Brondello knows Opals have game to beat USA
BASKETBALL: They don't come any better qualified than Mackay's Sandy Brondello to comment on the Australian Opals' chances of winning an elusive Olympic gold medal in Rio.
The former pocket rocket point guard played with passion and tenacity, retiring after four Olympic campaigns, 302 appearances in the green and gold and five seasons in the WNBA in her 12-year playing career.
There was no fiercer competitor than the 170cm Brondello who - along with Robyn Maher, Shelley Gorman and Karen Dalton - was the heart and soul of Opals teams until the arrival of superstar Lauren Jackson at the 2000 Sydney Olympics, where they played the intimidating Americans for gold.
Just like the Australian Boomers men's team, the women have never beaten the USA.
But while the men are still hunting their first Olympic medal at their 14th Games, the Opals have appeared in gold medal shootouts three times against the USA - in 2000, 2004 and 2008 - and also won bronze in Atlanta in 1996 and London in 2012.
This time they want gold..
Brondello featured in Atlanta, where the Opals created history by beating Ukraine in the bronze medal game to secure Australia's first Olympic basketball medal, and also picked up silver medals in Sydney in 2000 and Athens in 2004.

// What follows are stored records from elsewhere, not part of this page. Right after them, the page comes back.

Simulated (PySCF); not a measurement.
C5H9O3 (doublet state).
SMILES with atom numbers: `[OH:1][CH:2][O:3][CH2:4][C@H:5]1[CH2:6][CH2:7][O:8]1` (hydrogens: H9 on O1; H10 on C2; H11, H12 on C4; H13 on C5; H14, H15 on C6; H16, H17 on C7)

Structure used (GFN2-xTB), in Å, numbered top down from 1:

As the current coach of the Phoenix Mercury - the 2014 WNBA champions - she has six of her playing roster involved in the Olympics, including veteran warrior Penny Taylor.
At her third Olympics, 35-year-old Taylor will captain the Opals in her last shot at golden glory before retiring this year.
Brondello saw enough encouraging signs from Liz Cambage, Taylor and others at New York's Madison Square Garden earlier this month, when the Opals went down fighting 104-89 to the USA in their final Olympic hit-out, to believe gold was achievable if things fell into place in Rio.
Australia trailed the USA 28-25 early and was within six points of the Americans at half-time.
"Any time you play the USA, you have to play at your best, to your potential, and hope they don't play at their very best because obviously they are the best team in the world,” Brondello told ARM Sports Bureau before the Opals' opening game against hosts Brazil tomorrow (6.30am AEST).
"The Aussies are one of only a few teams talented enough to push the USA forthe gold.
"It's realistic - anything can happen on any given day. If the girls put it all together on the day, they can do it.”
Brondello said it was unfortunate Australia had lost one of the best players in the world with the forced retirement of Lauren Jackson.
"When we first started playing the USA there (at the Olympics) it was intimidating, but it hasn't been like that for years and we always feel we can beat them,” Brondello said.
"We're known for never giving up and for competing hard.
"Yeah, on paper the USA have the best team in the world, you would think they're untouchable. You just have to be prepared and hopefully get them on the right day.
"It happened when they lost the World Championship (in 2006).
"It's about Brendan (Opals coach Brendan Joyce) getting them to peak at the right time.”
Brondello said the Opals' toughest game before the medal rounds would be its first, with Brazil in front of a crazy crowd.
It was important to win the first game to avoid a crossover on to the USA's side of the draw, she said.
She believes Cambage, who needs to avoid foul trouble, and sharpshooter Taylor will be key players for the Opals.
"Penny will be very good at getting into the paint and she draws a lot of attention, while Liz has that inside-outside attack,” she said.
"They can rattle them. You have to take it to the USA. You can't be on the back foot - you have to keep believing.”
Brondello, who has been grooming Taylor for a coaching position with Phoenix, said it would be a wonderful finale to Taylor's international career if the Opals won gold.
"Lauren Jackson is in the top three players in the world and Penny is right up there,” she said.
"The impact she has had on the Opals is amazing. Hopefully this Olympics can be the best moment of her life.
"She's the ultimate professional. I played with her for the last four years of my career. She's a high IQ player, she reads the game so well.
"She not overly athletic, but she knows how to score, she's very creative. She's a great shooter, she can drive, she can rebound and she can post you up. She's so versatile in her offence and she can pass - there are so many parts to her game.
"She is the ultimate team player, very unselfish, a great leader and teammate.”
Hopefully that can all add up to gold for her and the Opals.